Saturday, May 24, 2008

Removing duplicates from a sequence

Albert van der Horst posted to comp.lang.forth about an "elementary but surprisingly difficult problem"; here's a snippet:

An area giving as (addr_start, addr_end) contains items
of length ``len''. I want to get of the duplicates.

Sorting the items is pretty easy, qsort can handle that.
Now eliminating the duplicates, we need only compare one
item to the next.
Something along compact (start, end, len -- end' )
The new end should be returned, of course.

Even using variables/locals, I find this difficult.


The problem with Forth is that while it gives you all the building blocks needed to make high-level abstractions, it doesn't actually give you any pre-packaged ones and there's no culture of code sharing or library development in the Forth community either, so everybody has to reinvent basic sequence processing operations. In contrast, Factor's collection library makes this problem trivial.

Suppose S is our sequence, already sorted. First of all, S[0] is always in the resulting sequence, R. For n > 1, the S[n] is in the result R only if S[n] != S[n-1]. Suppose we make a new sequence, T, such that T[n] is the pair (S[n],S[n+1]). Then we can get our R by removing all pairs from T such that both elements are equal, and then mapping over the result to take the second element form each pair, and finally prepending S[0] to this.

Here is the Factor implementation:
[ 2 clump [ all-equal? not ] filter [ second ] map ] [ first ] bi prefix

No variables, locals or stack shuffling needed.

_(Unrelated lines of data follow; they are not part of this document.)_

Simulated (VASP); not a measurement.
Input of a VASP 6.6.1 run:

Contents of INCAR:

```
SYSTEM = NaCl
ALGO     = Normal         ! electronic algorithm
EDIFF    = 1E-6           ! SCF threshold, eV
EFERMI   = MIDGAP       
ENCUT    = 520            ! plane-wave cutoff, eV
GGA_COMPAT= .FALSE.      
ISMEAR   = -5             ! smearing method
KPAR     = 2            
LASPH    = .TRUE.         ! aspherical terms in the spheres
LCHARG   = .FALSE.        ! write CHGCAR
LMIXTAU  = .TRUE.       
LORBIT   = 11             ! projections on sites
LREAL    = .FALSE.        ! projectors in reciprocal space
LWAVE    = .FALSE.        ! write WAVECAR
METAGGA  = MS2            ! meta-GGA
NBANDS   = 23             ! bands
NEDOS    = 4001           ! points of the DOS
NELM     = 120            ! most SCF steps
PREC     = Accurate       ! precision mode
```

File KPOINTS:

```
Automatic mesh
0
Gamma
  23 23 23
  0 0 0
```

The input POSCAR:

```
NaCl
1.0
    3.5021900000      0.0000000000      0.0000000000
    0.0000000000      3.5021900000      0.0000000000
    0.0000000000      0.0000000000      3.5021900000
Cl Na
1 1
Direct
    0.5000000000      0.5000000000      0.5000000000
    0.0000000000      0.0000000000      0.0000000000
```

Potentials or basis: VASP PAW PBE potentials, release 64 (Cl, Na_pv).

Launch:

Here is how the code works:

2 clump takes a sequence on the stack and gives a new sequence of '2 element clumps':

( scratchpad ) { 1 2 2 3 4 4 4 5 6 } 2 clump .
{
{ 1 2 }
{ 2 2 }
{ 2 3 }
{ 3 4 }
{ 4 4 }
{ 4 4 }
{ 4 5 }
{ 5 6 }
}

Next, all-equal? checks if all elements in an array are equal. We want to iterate over the above sequence of pairs, discarding those where both elements are equal; this is what [ all-equal? not ] filter achieves:
( scratchpad ) { 1 2 2 3 4 4 4 5 6 }
( scratchpad ) 2 clump [ all-equal? not ] filter .
{ { 1 2 } { 2 3 } { 3 4 } { 4 5 } { 5 6 } }

Next, we want to take the second element of each pair, [ second ] map:
( scratchpad ) { 1 2 2 3 4 4 4 5 6 }
( scratchpad ) 2 clump [ all-equal? not ] filter [ second ] map .
{ 2 3 4 5 6 }

Finally, we use bi because we do two things to the array; we first find the second element of each non-duplicate clump, then we take the first element of the original array:
( scratchpad ) { 1 2 2 3 4 4 4 5 6 }
( scratchpad ) [ 2 clump [ all-equal? not ] filter [ second ] map ] [ first ] bi . .
1
{ 2 3 4 5 6 }

Now that we have two things on the stack, in the right order, we call prefix to add that element to the original array:
( scratchpad ) { 1 2 2 3 4 4 4 5 6 }
( scratchpad ) [ 2 clump [ all-equal? not ] filter [ second ] map ] [ first ] bi prefix .
{ 1 2 3 4 5 6 }

Of course, this approach allocates some unnecessary intermediate structure. However, it took me about 20 seconds to write, and it worked the first time, I didn't have to mess around with variables, locals, or stack operations.

It works with other data types also:
( scratchpad ) { "a man" "a man" "a plan" "a canal" "panama" "panama" }
( scratchpad ) [ 2 clump [ all-equal? not ] filter [ second ] map ] [ first ] bi prefix .
{ "a man" "a plan" "a canal" "panama" }


Update: Daniel Ehrenberg came up with an even shorter version; figuring it out is an exercise for the reader: [ 2 clump [ = not ] assoc-filter values ] [ first ] bi prefix.

Now, removing duplicates is so common that Factor already has a word in the sets vocabulary named prune which does exactly this, but with a different algorithm:

If you sort then iterate, you get an O(n log n) algorithm, and also it depends on there being an intrinsic order among the elements. Instead, you can use a hashtable; if you have good hashcodes, then in theory you get an O(n) algorithm (but the constant factors might be worse). The idea is that instead you iterate over your sequence, and check if each element is in the hashtable. If it's not there, it's a new element, and you flag it as such then add it to the hashtable. If it's already in the hashtable, you skip it.

3 comments:

Anonymous said...

what do assoc-filter word do ?

Slava Pestov said...

\ assoc-filter help

Unknown said...

What if the incoming sequence is not sorted? That was the original problem description.